The schedule adjustment is simply every player season gets the average of his actual WAR and his WAR per 162 games. The only players who don't receive it are pre-1893 pitchers.
The era adjustment scheme is based on slicing baseball history into 6 eras:
1 1871-1892 Early
2 1893-1919 Deadball
3 1920-1946 Liveball
4 1947-1968 Integration
5 1969-1992 Expansion
6 1993-2022 Modern
The overall thing I'm trying to do is get each post-deadball era equal representation within the T278 by adjusting their replacement levels. Here are the figures for each era in terms of % of total HOF-eligible PA taken by T278 players.
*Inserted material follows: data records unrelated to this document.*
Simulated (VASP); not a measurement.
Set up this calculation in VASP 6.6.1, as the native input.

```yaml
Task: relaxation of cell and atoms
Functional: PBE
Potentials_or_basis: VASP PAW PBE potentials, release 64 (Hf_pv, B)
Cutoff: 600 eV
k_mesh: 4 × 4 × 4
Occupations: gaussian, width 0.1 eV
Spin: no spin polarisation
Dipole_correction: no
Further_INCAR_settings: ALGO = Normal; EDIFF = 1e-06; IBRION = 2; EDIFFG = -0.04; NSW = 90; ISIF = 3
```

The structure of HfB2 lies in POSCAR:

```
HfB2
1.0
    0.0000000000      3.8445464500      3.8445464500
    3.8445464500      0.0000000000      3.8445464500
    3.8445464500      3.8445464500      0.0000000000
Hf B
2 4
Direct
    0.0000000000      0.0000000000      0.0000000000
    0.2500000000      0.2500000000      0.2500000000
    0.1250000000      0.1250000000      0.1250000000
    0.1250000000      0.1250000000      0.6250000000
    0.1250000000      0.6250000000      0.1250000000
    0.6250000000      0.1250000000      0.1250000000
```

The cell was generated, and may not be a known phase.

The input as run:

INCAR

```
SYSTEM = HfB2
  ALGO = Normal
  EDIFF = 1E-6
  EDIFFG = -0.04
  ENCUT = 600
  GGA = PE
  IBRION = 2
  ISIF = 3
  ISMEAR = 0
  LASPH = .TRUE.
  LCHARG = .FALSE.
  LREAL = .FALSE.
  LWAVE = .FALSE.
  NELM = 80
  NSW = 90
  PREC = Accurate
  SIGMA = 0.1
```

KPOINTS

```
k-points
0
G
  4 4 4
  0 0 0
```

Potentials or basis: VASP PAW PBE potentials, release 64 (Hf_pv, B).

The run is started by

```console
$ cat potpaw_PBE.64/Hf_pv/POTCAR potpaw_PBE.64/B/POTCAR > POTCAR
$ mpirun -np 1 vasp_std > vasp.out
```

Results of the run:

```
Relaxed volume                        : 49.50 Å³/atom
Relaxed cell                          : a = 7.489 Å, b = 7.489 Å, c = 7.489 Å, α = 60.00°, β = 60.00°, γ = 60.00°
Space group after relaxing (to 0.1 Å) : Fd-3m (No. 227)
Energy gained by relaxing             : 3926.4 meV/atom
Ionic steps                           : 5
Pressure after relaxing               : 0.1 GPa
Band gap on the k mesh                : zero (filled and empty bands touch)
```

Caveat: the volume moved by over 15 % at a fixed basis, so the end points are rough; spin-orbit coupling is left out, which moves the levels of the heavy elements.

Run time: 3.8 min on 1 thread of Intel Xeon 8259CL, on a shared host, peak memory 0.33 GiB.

As you can see, the liveball era is the hinge that I use to determine what % to target in earlier eras. When adding in Negro League MLEs to the liveball era and targeting the same overall PA% as later eras, white T278 hitters end up accounting for 7.7% of total PA. Therefore in earlier eras I attempt to limit white T278 hitters to ~7.7% of PA as a way to adjust for the unearned advantage they received from playing against only other white players. If anything, this adjustment is generous to white players, judging by the dominance of dark-skinned players in the integration era.
Pitching is trickier because you want to reward the heavier individual workloads of earlier eras, therefore equalizing T278 IP% across eras doesn't work like equalizing PA% does. Here are the results of the method I landed on:
So D is the figure I attempt to equalize, essentially a workload-adjusted IP%. And once again the liveball era is the hinge: I find that after adding in Negro League MLEs, white T278 pitchers get a figure of 11.3% in column D, so that is the figure I target for whites in earlier eras.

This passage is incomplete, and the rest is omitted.